The draft policy, offered up earlier in October for public consultation, has stirred controversy over a section that asserts the Manusmriti — an ancient Hindu text, which is criticised for its definition of the caste system and deep misogyny — as having “embedded the moral basis of labour governance within India’s civilisational fabric, centuries before the rise of modern labour law”.

Calling the reference “deeply regressive” and “antithetical to the spirit of India’s Constitution” (which looks towards equality and equity as well as secular principles), Ramesh said the invocation of the Manusmriti signals a troubling ideological drift.

“This return to the principles of the Manusmriti is in keeping with the RSS’ most cherished traditions,” he said, recalling that the organisation had “attacked the Constitution of India soon after it was adopted, precisely because it did not derive inspiration from the ideals and values of Manu.”

The Shram Shakti Niti 2025, a policy framework that seeks to “reimagine India’s labour governance ecosystem”, purports to align workplace ethics, employer–employee relations and industrial codes with what it calls “India’s ancient civilisational wisdom”. Critics, however, argue that the reference to the Manusmriti, long criticised for its regressive social hierarchies and discrimination, betrays a dangerous romanticisation of caste-based labour structures.

Ramesh’s statement framed the policy as not merely administrative, but ideological — a continuation of the RSS’s decades-long project to infuse governance with cultural nationalism.

“By invoking Manu, the government is seeking to sanctify inequality under the garb of tradition,” he said, warning that such attempts “mock the founding ideals of liberty, equality and fraternity that define the Indian Republic”.

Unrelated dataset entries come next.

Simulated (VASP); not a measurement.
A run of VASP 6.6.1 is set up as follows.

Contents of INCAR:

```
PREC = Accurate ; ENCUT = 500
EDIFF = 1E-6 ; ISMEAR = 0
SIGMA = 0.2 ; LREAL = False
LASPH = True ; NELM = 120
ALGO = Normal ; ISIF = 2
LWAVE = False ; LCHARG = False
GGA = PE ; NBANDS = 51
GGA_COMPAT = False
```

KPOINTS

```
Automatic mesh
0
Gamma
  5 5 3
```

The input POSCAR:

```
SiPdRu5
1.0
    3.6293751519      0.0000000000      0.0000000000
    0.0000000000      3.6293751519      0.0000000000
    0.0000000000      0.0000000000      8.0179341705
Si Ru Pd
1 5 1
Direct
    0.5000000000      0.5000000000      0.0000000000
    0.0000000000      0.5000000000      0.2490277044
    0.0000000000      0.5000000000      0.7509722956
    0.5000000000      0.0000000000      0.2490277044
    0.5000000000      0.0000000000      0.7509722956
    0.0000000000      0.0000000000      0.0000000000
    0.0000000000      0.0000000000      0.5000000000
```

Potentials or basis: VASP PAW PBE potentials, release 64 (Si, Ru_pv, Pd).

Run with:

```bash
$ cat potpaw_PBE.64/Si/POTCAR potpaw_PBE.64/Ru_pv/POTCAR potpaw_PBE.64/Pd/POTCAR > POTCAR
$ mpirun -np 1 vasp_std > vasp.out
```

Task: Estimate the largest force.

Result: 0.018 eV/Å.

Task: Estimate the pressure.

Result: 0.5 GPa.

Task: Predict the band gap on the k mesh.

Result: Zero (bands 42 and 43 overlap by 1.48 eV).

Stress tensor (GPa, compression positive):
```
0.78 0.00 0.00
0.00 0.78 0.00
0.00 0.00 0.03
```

Political observers agree with Ramesh that the timing of the policy’s release — ahead of the 2026 Union Budget and the Bihar assembly elections next month, followed by several more assembly polls — suggests an effort to position ‘civilisational labour ethics’ as a cornerstone of the government’s economic philosophy.

Labour rights groups and social reform advocates have also voiced concern, arguing that any policy derived from texts like the Manusmriti undermines decades of constitutional progress in ensuring dignity and equality for all workers.

The draft Shram Shakti Niti 2025 was open for public feedback till 27 October, but the debate over its ideological underpinnings has spilled well beyond consultation forms and bureaucratic corridors — reigniting old questions about India’s constitutional soul and the forces seeking to redefine it.